Catherine laughed hysterically as she said, “You don’t spear anything!” Well, it’s never too late to start I suppose. I had recently been watching man vs. wild in which Bear Grills teaches how to survive in the wilderness spearing fish and so forth. In one episode Bear Grilles is slogging through a bog in Ireland to retrieve a dead sheep. After wrestling it free he ate its raw heart and rolled its skin inside out for a bloody sleeping bag.

Twenty minutes later over dinner I had coped. In truth I was a bit concerned about having to teach my little boy a trade to make a living. This concerned me because I don’t know if music ministry really qualifies as a trade.

Girls, I realized, need to be taught how to be a good wife, if she decided to marry and this was something Catherine could teach her just fine. But then this got me to thinking about her future husband. I can’t believe I’m already worrying about her future husband. When I talked to Catherine about all this, she said to me, “What are you talking about a trade for, were you born in the 1800’s?”

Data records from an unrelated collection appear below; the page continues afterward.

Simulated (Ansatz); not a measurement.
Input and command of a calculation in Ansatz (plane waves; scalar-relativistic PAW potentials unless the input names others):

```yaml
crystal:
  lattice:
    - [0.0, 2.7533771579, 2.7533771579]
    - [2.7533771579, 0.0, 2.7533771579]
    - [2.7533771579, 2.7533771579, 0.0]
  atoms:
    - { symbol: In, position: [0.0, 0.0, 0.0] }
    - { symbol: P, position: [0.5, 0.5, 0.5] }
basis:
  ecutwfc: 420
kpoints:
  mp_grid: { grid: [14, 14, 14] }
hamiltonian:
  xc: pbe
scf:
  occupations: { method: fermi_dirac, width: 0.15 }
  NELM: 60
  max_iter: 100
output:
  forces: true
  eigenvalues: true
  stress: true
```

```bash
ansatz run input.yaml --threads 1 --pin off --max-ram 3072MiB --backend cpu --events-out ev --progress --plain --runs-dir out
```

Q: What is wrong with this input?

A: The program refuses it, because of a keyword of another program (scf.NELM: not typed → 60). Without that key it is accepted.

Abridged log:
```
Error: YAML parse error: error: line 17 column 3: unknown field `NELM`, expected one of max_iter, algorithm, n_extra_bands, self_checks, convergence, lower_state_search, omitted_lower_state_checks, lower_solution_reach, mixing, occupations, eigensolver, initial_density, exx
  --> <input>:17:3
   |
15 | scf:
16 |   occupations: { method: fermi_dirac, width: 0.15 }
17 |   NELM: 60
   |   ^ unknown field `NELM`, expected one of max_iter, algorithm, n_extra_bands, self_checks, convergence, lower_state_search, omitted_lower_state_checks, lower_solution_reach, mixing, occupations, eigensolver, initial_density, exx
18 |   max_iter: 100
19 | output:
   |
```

Elisabeth Grace is now seven months along. She flips around in mommies belly and enjoys kicking daddy in the face when he tries to listen to her heartbeat. It’s hard to believe or even imagine how our lives will change in just a few short months.

Honestly, the world actually seems like a much safer place to me knowing that there are so many other parents out there. It’s odd but I already feel a sense of community with other parents.

I think about Ellie alot. I think about all the exciting books we will read together like C.S. Lewis’s Chronicles of Narnia and all the adventures we will have… like spearing things.